HIP Enough for You? A Historian’s Approach to the Vivaldi G Minor Violin Concerto

Portrait of Antonio Vivaldi
Antonio Vivaldi

Recently, as a result of a casual mention in conversation, I found myself thinking about the Vivaldi G Minor violin concerto (Opus 12, no. 1; RV 317).1 My violinist readers may recall that this concerto is found in Suzuki Book 5. I learned it in high school, from the Suzuki book, and even used it as an audition piece for a summer music camp. 2 When it came up in conversation, I remembered that I had enjoyed playing it back when I was a teenager and decided I would take it up again. I realized, however, that I was hearing it in my head the way I remembered playing it, the way I was taught to play it—in a rather Romantic style, very legato. It occurred to me that this didn’t sound particularly Baroque; it is not what would now be considered a Historically-Informed Performance, or “HIP.” Wanting to test my hypothesis, I went on to youtube to hear some examples.

Photo of Mischa Elman
Mischa Elman in 1916

I found that the recordings show a surprising amount of variation, in both tempo and character. For the most part, the older recordings are more like the way I remember learning it—slow and smooth. This makes sense, since my violin teacher, Mr. Gordon, was an older man who would himself have learned a Romantic style of playing. The oldest youtube recording I found was by Mischa Elman.

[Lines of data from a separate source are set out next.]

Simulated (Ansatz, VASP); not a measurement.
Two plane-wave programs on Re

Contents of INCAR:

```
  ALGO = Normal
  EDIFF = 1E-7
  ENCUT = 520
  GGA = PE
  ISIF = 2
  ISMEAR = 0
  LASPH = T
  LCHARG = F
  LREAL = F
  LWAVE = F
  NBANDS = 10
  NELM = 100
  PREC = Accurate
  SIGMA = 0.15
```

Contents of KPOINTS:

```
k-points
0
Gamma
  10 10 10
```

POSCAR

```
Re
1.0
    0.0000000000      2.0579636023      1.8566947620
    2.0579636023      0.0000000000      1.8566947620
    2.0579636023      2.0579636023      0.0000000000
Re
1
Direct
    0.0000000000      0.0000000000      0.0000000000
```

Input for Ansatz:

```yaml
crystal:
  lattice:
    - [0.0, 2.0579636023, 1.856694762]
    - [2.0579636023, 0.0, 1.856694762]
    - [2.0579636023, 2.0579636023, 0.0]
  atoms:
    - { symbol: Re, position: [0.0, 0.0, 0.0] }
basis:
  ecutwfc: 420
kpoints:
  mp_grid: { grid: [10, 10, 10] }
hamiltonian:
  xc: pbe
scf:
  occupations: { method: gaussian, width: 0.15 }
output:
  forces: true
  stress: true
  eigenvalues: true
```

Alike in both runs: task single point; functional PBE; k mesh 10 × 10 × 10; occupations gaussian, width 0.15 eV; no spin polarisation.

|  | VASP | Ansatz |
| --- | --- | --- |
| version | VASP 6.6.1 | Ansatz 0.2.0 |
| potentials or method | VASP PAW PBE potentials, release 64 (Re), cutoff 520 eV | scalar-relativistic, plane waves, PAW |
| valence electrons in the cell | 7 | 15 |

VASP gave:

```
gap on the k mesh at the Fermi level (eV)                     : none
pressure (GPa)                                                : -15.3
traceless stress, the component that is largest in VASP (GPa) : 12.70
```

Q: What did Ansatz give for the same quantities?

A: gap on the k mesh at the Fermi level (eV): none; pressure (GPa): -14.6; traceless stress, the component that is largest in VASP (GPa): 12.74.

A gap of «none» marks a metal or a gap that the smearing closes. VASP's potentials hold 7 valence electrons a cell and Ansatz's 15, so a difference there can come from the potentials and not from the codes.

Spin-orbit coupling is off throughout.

Advance the recording to 1:52. Hear that slide from the low note to the higher one? That’s called a “portamento,” and it’s very characteristic of late 19th– and early 20th-century violin playing; Elman was especially known for his portamento. But that’s probably not the way Vivaldi taught the concerto to his students at the Ospedale della Pietà in Venice.3

Photo of Tivadar Nachéz
Tivadar Nachéz

If you look on the International Music Score Library Project (usually referred to as “imslp”) for the music to the Vivaldi G minor, you will find an edition by Tivadar Nachèz, first published in 1912 and still available for purchase.4 Nachèz (1859-1930) was a Hungarian violinist, composer, and arranger. His own compositions (also available on imslp) include two violin concertos and a set of Gypsy Dances, but he is more well-known today as an arranger of Baroque works, including several by Vivaldi. The Nachèz edition of the G minor concerto is dedicated to Mischa Elman, and this is the version that he recorded. Nachèz also did an edition of the Vivaldi A minor concerto (Opus 3, no. 6; RV 356).

Photo of Shinichi Suzuki
Shinichi Suzuki

The Nachèz editions of these two Vivaldi concertos, A minor and G minor, are the ones included in the Suzuki repertoire (A minor in Book 4, G minor in Book 5). Suzuki and Elman were near contemporaries (Elman was born in 1891; Suzuki in 1898), so I suspect that it was the Elmanesque style of playing that got transmitted in Suzuki pedagogy. Furthermore, Suzuki’s biography claims that he was inspired to learn the violin as an adult after hearing a recording of Elman playing the Schubert Ave Maria.

In addition to Elman’s performance, another Romantic-sounding interpretation of the Vivaldi G minor concerto is that of Itzhak Perlman. I even found a fairly recent example of this style, by Boris Kuschnir. But for the most part, newer recordings are fast and crisp, such as this one by Sarah Chang. Finally, here is a period-instrument performance by violinist Julien Chauvin with the Concert de la Loge.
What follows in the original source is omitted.